Burbank says that airline passengers, on average, have higher incomes than airport workers, the implication being that this situation is unfair and we need a law to change it.

That’s the the kind of muddled thinking that drives so many flawed policy ideas on the left.

First, this is an apple-to-oranges comparison.  Why some people accept an airport job, on one hand, or buy an airline ticket on the other, are two completely different decisions made for very different reasons.  Second, Burbank overlooks the fact that deregulation and market competition have narrowed, not widened, the gap between airport workers and air travelers.

Think of the disparity between airport workers and airline travelers in, say, 1960, when air travel was much less common than it is today.  Back then a plane ticket was out of reach of even most middle-class families.  Today, thanks to improved technology and a thriving competitive market, average Americans, including many airport employees, have access to affordable air travel.

Burbank say he wants SeaTac to be a place that resonates with liberty and justice for all.  But forcing a $15.00 an hour price control on jobs reduces liberty.  Burbank wants the law to impose an arbitrary barrier making it illegal for an airport worker to voluntarily accept a job for $14.95 an hour, even if that would be best for her family.  That’s not liberty or justice.  It’s simply taking away people’s freedom and economic opportunities, and it’s not fair.

The most unfair part of Proposition 1 is that the union executives who are sponsoring it, at the Service Employee International Union, have exempted themselves from its provisions.  You heard right.  The super-high minimum wage would not apply to unionized businesses.  That would allow union executives to negotiate a separate deal and give some companies an advantage over competitors who have to follow the law.

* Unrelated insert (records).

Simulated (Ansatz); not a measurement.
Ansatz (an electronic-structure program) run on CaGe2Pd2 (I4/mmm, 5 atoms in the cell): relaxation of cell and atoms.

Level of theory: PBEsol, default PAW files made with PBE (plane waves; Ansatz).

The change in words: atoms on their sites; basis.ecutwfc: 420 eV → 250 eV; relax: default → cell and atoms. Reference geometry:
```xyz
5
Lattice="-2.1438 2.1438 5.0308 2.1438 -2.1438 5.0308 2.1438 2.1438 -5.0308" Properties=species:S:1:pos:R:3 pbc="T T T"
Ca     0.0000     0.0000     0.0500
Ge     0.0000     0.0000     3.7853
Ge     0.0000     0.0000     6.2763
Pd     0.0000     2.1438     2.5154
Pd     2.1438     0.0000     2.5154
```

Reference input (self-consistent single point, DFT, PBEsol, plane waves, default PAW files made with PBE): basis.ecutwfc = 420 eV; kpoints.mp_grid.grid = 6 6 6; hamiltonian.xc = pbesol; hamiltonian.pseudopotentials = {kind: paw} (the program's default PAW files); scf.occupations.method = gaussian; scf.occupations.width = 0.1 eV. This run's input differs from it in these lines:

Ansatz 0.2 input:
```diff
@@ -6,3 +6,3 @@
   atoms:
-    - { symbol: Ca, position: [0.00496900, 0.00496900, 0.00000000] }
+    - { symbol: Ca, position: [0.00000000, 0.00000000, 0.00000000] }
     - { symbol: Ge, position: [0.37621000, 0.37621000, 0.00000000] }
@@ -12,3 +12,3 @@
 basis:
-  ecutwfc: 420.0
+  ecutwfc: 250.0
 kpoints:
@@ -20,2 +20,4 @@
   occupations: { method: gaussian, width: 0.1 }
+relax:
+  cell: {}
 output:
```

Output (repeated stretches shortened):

The best way to promote liberty and justice is through policies that allow people to be free to follow their dreams based on decisions they make for themselves.  The best way for workers to earn a raise is through on-the-job experience and by acquiring better skills, neither of which would be available to workers who can’t get hired because of a super-high $15.00 minimum wage.

Reasonable people see that economic growth and opportunity for all does not come from narrow-minded utopians like John Burbank who want to “spread the wealth around” by using government power to impose their ideological views on the rest of us.